In the Part 1 of this article I had written about what should be the goals of a BI Modernization strategy and how grouping your existing BI use cases by data latency requirements can help clarify your BI Strategy. The three groupings by data latency are Real-Time, Operational and Analytical Reporting. In this article I will cover possible architectures for each of these use models.
The key design assumption for these architectures are the following –
1. Companies will have multiple visualization tools
2. A single architecture and set of tools might not be able to satisfy all the three data latency use cases.

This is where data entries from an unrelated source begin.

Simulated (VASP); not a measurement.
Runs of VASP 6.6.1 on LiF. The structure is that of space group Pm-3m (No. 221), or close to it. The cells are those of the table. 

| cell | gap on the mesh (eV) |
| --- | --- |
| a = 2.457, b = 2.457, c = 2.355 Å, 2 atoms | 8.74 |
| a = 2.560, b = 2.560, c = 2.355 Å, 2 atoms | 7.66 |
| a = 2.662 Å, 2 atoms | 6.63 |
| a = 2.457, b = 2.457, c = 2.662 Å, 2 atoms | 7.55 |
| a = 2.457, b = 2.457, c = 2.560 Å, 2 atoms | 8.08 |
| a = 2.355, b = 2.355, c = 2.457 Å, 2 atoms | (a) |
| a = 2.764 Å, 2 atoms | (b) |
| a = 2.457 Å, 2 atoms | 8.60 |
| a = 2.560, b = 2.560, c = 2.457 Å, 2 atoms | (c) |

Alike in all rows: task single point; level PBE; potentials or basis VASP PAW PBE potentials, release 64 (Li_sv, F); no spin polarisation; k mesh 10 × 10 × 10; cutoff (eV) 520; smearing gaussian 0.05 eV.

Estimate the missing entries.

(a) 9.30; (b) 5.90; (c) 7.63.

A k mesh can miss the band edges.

The characteristics of real time reporting are that users need the data “as it is any point” in the source system when they run the report. The users need data in real-time from one data source like Oracle EBS, SAP, or Salesforce, and the volume of data required for each report is relative small — few tens of thousands at most and the UI needs of the reports are simple, which means mostly they need a table like report. Given the fact that there are multiple source systems that need real-time reporting each might have a different way of accessing the data. Some might have JDBC/ODBC interfaces where you can run SQL queries while others might have an API interface. The other consideration is that there might be multiple visualization tools which can be used for real-time reporting. So, given the fact that there are multiple back end systems and multiple visualization platforms and there is no need to join one system to another (no need for query federation) a central data modeling tool would be ideal. This will avoid creating data models in different data visualization tools and give the capability to restrict the data volume and query performance on the source systems, so the reporting platforms do not impact the source system resources. A leading data virtualization tool like Denodo will be a good solution for this use case and I have written about it here in detail. The data virtualization tool will provide the semantic layer and it will enable the various BI tools to connect to it so if a new BI tool is introduced there is no need to redo the data model.
The data needed for operational reporting are usually in multiple systems and the reporting solution should be able to join these data together. Each of these systems can have data in a different shape and format and hence it is important to bring the required data into a central database. If you have a lot of data sources and millions of rows that need to be brought in, then query federation is usually not an option as there will be significant performance differences between the different sources and hence user experience might not be optimal. So, you will need to decide on an ELT/ETL tool to move the data and a database to host the data. Once the data is brought into the central database then the data modeling exercise begins where the data is reshaped and joined appropriately based on the reporting requirements. After the data modeling is done then business friendly labeling can be applied and calculated columns like currency translations, gross margin can be added. Once this is complete, then the reporting and data visualization activity can begin.
There are two approaches companies can make –
- Choose one tool which does all the tasks — ETL/ELT, Database, Data Modeling, and Data Visualization. There is a new industry term for these kinds of tools called Unified Data and Analytics Platforms (UDAP). These UDAP tools don’t have best of breed features in any of these four domains but the advantage is that they have a single stack which leads to well-integrated set of capabilities which should lead to significant time to value. Examples of these tools include Incorta, Birst, Domo, Pentaho and others. I specifically have good experience with Incorta which has been very good for operational reporting from large complicated on-premise and cloud data sources and joining them at scale. I have written about the Incorta architecture and capabilities here.